Company Law Essay Help : The Nature of the Partnership
Company Law cases referred to in this section
Dickinson v Valpy (1829) 10 B & C 128
Sadler v Whiteman [1910] 1 KB 868
Skinner v Stocks (1821) 4 B & Ald 437
Longman v Pole (1828) Mood & M 223
Cf Jeffrey v Bamford [1921] 2 KB 351
Green v Beesley (1835) 2 Bing NC 108
Smith v Anderson (1880) 15 ChD 247
Britton v Customs and Excise Comrs [1986] VATTR 209
"I have always understood the definition of partnership to be a mutual participation in profit and loss" (Green v Beesley (1835) 2 Bing NC 108 at 112 per Tindal CJ)"
This cannot now be regarded as an exhaustive definition of a Partnership - 'community or participation in loss' is not the essential to the legal notion of partnership. (Cf Jeffrey v Bamford [1921] 2 KB 351 at 358, 359 per McCardie J). The statutory definition of a partnership can be found at Section 1(1) of the Partnership Act 1890: as a relationship that subsists between persons carrying on business in common with a view to profit. Statute is however descriptive in this area and common law rules still apply. A better description can be found in Smith v Anderson (1880) 15 ChD 247 at 273, CA per James LJ, as follows:
"An ordinary partnership is a partnership composed of definite individuals, bound together by contract between themselves to continue combined for some joint object either during pleasure or during a limited time, and is essentially composed of the persons originally entering into the contract with one another".
Where persons intend to become partners together, they do not become such unless and until they commence trading as such - before they actually commence trading, no partnership exists (Dickinson v Valpy (1829) 10 B & C 128 at 140 per Parke J).

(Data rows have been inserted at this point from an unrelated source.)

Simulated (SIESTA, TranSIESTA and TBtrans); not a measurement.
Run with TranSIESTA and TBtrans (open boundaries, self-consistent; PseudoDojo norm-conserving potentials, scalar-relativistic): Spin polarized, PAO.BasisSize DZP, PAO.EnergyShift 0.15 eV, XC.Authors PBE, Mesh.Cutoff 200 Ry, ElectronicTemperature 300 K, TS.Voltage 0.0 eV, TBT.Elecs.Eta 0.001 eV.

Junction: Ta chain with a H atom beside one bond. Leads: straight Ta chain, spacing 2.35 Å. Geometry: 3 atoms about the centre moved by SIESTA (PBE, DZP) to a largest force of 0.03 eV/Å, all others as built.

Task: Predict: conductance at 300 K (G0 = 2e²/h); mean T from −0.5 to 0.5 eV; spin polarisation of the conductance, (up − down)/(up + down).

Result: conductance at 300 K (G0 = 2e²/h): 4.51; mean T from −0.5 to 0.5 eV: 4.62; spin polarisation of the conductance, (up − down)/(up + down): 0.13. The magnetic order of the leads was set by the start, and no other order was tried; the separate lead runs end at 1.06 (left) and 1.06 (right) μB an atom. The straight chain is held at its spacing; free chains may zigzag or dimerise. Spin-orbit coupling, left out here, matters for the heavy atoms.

The word 'firm' is used to refer to the persons who constitute the partners. In English law a partnership or firm is not a 'person' or legal entity (Sadler v Whiteman [1910] 1 KB 868 at 889, CA per Farwell J ("In English law a firm as such has no existence")), although all the members of a firm may sue (or be sued) on a contract made in the firm name, or on a contract made by one of them as agent for the firm (Skinner v Stocks (1821) 4 B & Ald 437), and, when there is joint damage, all may sue in an action of tort, founded upon such damage (Longman v Pole (1828) Mood & M 223).
The relation between promoters associated only to form a company is not a partnership; nor is the relation between executors carrying on under the powers of the will and in the same firm name a business owned solely by their testator in itself a partnership. It is also unlikely that a purely domestic arrangement will constitute a partnership (see Britton v Customs and Excise Comrs [1986] VATTR 209 (re a husband and wife)).
Partnership involves a contract between partners to engage in a business with a view to profit. As a general rule, each partner contributes either property, skill or labour, but this is not essential. A person who contributes property without labour, and has the rights of a partner, is usually termed a "sleeping" or "dormant" partner. A sleeping partner may, however, contribute nothing. The question whether or not there is a partnership is one of mixed law and fact.